Use your freedom to help others

Published 4:13 pm Wednesday, July 3, 2024

Getting your Trinity Audio player ready...

BY Chris Adams

Independence Day isn’t just a day for fireworks, hot dogs, and an overreliance on booze to make a family gathering somewhat enjoyable. If we are willing to be curious, it can be an opportunity to think about the deeper meaning of freedom and inspire us to make it more than just an ideal. We can make it a reality.

When I think about freedom, the question comes to mind: “What are we free from?” If you asked the original Revolutionaries, they would tell us it’s freedom from tyranny. Their fight was against an empire that, according to the early founders, oppressed the settlers of the colonies and kept an imperial boot on their necks.

That’s the story that we have told since the late 1700’s, and it has informed how we understand our identity as Americans. But we, as a society, have the power to shape this narrative. We are the ones who won’t stand for tyranny and oppression. We are the ones who will stand up and fight against any and all comers who think their ideologies should supplant the basic freedoms outlined in the Declaration of Independence and the Constitution.

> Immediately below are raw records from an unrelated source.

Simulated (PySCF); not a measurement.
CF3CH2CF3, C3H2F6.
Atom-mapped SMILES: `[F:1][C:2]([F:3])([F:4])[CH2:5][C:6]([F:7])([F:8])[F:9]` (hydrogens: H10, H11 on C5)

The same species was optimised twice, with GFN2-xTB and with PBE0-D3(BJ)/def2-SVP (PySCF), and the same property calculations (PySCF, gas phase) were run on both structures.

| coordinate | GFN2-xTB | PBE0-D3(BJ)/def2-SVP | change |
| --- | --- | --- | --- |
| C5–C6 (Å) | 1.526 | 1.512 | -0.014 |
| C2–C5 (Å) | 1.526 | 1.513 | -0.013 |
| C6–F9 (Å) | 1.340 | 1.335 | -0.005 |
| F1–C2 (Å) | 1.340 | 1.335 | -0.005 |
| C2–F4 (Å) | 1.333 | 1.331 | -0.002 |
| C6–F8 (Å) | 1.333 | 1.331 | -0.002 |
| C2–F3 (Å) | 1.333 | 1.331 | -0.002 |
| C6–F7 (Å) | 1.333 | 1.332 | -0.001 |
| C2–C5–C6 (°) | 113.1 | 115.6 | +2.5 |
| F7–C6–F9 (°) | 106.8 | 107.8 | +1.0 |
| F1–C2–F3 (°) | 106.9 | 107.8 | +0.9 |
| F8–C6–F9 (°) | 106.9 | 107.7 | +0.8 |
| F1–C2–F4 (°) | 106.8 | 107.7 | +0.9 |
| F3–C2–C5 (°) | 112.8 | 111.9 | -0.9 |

That’s a good story, but history is more complex than that simplistic reduction of our tale of independence. I don’t need to remind you that, at the time of the writing of the Declaration of Independence, freedom was a possession of white men.

Chattel slavery was raging, and women couldn’t vote or own property when our founding fathers declared the following: “We hold these truths to be self-evident, that all men are created equal, that they are endowed by their Creator with certain unalienable Rights, that among these are Life, Liberty and the pursuit of Happiness.” It’s evident that, to the founders, freedom meant something different than a universally binding idea for all human beings. It was just freedom for some human beings.

Brave people have risen up through our nation’s history to challenge that narrow application of freedom. The Women’s Suffrage Movement, the Montgomery Bus Boycott, and the entire Civil Rights Movement pushed us closer to freedom for all, but we haven’t yet made it to the Promised Land envisioned by Dr. King. It was only in 2015 that marriage was opened to same-sex couples, and even still, there are attempts to roll back that glorious ruling by the Supreme Court.

Freedom brings with it obligations. It is not an invitation to celebrate your absolute uniqueness and individual independence. There’s a maxim made famous by Dr King that sums up the continued struggle in our nation: “No one is free until we are all free.” When freedom is only the possession of those in power or those with influence, then freedom doesn’t really exist. It becomes a fictional ideal yet to be realized, which is tragic because, in this age of digital and global connection, there should remain no reason for some to enjoy the benefits of freedom while others suffer under oppression.

As a Christian, I believe that my freedom exists for the sake of others. I have been made free in Christ and enjoy the freedoms afforded me by our nation so that I will be inspired to labor for the sake of all those who haven’t yet tasted the freedom I have. This motivates me to continue working for justice, and acceptance, and the emergence of the Beloved Community.

So, after the burgers and hot dogs, after the cold sodas and beer, and after the fireworks, which remind us of the powerful beauty of our nation’s story of independence, what will you actually do with your freedom? What will you accomplish with the freedoms afforded you? Hopefully, this July 4th inspires you to continue working for those who haven’t yet seen the Promised Land.

Chris Adams is the Rector at St. Peter’s Episcopal Church in Washington.